2. Dataset Deposit Workflow (Data Management Plan DMP)
4. Linking
6. Technical specifications and data security
_________________________________________________________________________
1. ASEP Data Repository
ASEP is an institutional data repository of the Czech Academy of Sciences, where data files with metadata (description) of authors of the Czech Academy of Sciences institutes are stored. It enables versioning of data files and linking of data and bibliographic records. The repository is registered in the RE3DATA Registry of research data repositories.
The data stored in the ASEP database are published in the online catalogue and have persistent identifiers: handle (all records in ASEP) and DOI (data records stored directly in ASEP). The metadata description of each record is based on the UNIMARC standard. It is also compatible with the Datacite metadata schema. The metadata of all records is freely accessible.
2. Dataset Deposit Workflow into the ASEP Repository
All authors of the CAS can deposit their datasets into the ASEP Repository. Eventually, the process of deposit can be done by another authorized person – an institutional ASEP administrator. The author/depositor uploads the metadata records and datasets via an individual account.

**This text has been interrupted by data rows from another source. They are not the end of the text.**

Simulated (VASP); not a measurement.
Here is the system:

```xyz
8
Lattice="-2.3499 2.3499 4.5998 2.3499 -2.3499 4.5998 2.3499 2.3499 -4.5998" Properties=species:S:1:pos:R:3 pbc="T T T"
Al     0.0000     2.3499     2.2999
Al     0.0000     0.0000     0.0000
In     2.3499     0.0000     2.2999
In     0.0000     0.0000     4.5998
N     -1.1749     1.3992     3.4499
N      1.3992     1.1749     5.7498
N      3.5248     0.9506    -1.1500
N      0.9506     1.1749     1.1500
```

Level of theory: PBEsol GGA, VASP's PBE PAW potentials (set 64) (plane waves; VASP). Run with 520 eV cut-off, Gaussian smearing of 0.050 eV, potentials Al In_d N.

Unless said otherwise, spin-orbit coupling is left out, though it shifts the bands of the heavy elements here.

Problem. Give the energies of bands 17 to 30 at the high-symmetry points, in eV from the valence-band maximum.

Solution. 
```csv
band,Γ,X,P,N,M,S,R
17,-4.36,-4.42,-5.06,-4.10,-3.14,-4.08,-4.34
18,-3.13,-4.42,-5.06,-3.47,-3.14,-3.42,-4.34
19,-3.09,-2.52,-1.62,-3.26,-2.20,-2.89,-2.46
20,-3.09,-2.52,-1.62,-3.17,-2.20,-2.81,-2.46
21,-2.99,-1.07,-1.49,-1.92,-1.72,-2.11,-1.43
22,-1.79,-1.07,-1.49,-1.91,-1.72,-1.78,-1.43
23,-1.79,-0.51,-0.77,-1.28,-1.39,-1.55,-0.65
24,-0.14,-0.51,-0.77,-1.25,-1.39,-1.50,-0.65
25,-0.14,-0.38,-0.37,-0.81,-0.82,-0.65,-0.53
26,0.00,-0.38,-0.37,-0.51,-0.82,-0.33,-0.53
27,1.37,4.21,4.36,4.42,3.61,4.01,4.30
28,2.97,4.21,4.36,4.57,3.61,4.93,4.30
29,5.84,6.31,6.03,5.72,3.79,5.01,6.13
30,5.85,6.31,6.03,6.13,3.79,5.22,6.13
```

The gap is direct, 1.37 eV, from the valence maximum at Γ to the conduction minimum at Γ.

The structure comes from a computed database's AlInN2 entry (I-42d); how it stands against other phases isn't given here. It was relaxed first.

- Before creating a data record and storing the dataset, the author must define some basic details of the dataset (structure, file format, license, terms of data publication, etc.) and in the case of publication, ensure that he or she has got the consent of co-authors.
- The depositor applies for an individual myASEP account by filling in a registration form and wait for confirmation e-mail.
- The depositor logs into his myASEP account, creates a record (metadata), attaches a dataset, chooses a license and save.
- Once he decides to publish data in the on-line catalog he moves the record to the institutional data administrator´s account for further control.
- After that a persistent identifier (handle) is assigned and the dataset is accessible in the online catalogue.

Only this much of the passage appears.